The Dow Jones Industrial Average has begun to recover. Financial Institutions may see deposits flow out and back into the stock market. When confidence improves, investors are willing to accept more risk.
The ISM Manufacturing Index hit it’s lowest point in decades. However, the index has rebounded and has moved to over “50”. This is indicative of an expanding economy.
The Feds are purchasing debt and, in effect, printing money to finance record deficits. Once “slack” in the economy is taken up, inflation becomes of greater concern.
Treasury rates continue to be low. In six months, even less, rates will begin to increase. They easily could move 3-4% in a few years. Mortgage rates will rise in concert.
GDP growth is expected to continue at 2.5% - 3.0% through 2010. It will likely be at least three years before the unemployment situation is mended. This is based on historical recession recoveries since the depression. Historically, though, the deeper the economic decline, the faster and steeper the recovery.
Consumer spending is 70% of GDP. Any recovery will depend strongly upon consumer confidence and increased spending.
For the first time in history, all the new jobs created during the last economic expansion were wiped out during the recession. The Wall Street Journal estimates that a net zero jobs will be lost during the next twelve months. This is an improvement.
The “Core” Consumer Price Index (CPI) is expected to be around 1.8% through 2010, this is within the Feds target of around 2%.

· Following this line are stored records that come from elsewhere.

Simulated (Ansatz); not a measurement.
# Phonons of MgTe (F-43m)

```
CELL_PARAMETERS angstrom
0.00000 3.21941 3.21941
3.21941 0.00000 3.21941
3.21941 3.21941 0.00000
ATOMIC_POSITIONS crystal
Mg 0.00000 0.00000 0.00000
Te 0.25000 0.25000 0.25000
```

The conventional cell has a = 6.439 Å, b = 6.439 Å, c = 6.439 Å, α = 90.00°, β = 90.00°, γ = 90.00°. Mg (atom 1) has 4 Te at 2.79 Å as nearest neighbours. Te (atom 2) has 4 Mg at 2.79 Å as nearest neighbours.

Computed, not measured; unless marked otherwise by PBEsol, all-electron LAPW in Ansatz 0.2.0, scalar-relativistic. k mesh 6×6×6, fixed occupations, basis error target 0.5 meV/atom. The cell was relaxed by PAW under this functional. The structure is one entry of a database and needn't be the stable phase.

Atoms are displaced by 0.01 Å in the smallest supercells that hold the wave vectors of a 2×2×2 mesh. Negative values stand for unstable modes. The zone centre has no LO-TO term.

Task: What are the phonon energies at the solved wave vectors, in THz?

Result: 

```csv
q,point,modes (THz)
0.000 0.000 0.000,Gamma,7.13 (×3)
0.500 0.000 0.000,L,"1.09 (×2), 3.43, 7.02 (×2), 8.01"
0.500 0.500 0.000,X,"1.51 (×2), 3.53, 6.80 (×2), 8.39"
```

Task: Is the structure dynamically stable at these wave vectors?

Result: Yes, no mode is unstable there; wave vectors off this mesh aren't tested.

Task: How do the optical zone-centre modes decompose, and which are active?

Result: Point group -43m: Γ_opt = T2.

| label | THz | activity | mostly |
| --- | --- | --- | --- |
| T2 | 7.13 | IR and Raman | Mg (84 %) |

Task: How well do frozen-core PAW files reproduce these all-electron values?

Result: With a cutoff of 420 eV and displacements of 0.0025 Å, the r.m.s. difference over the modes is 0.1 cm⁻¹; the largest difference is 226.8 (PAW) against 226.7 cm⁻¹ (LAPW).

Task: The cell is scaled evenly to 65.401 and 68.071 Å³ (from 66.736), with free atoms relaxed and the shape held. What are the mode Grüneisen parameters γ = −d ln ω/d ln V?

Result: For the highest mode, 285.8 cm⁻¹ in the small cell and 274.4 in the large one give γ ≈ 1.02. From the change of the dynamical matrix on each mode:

U.S. government spending vs receipts is at levels not seen since WWII. Ditto Government spending as a percentage of GDP, at 11%, a record. Ideally, this ratio should be in the neighborhood of 1%. Some improvement is projected over the next few years, but the ratio is not expected to be better than 3% through 2019.
As a result of government spending, treasury debt is also at an all-time high. This is the main cause of the weak U.S. Dollar. Economists are conflicted regarding whether a weak dollar is good or bad for the economy. This is a major discussion in itself. However, if spending is left unchecked, inflation is a major risk in the longer term.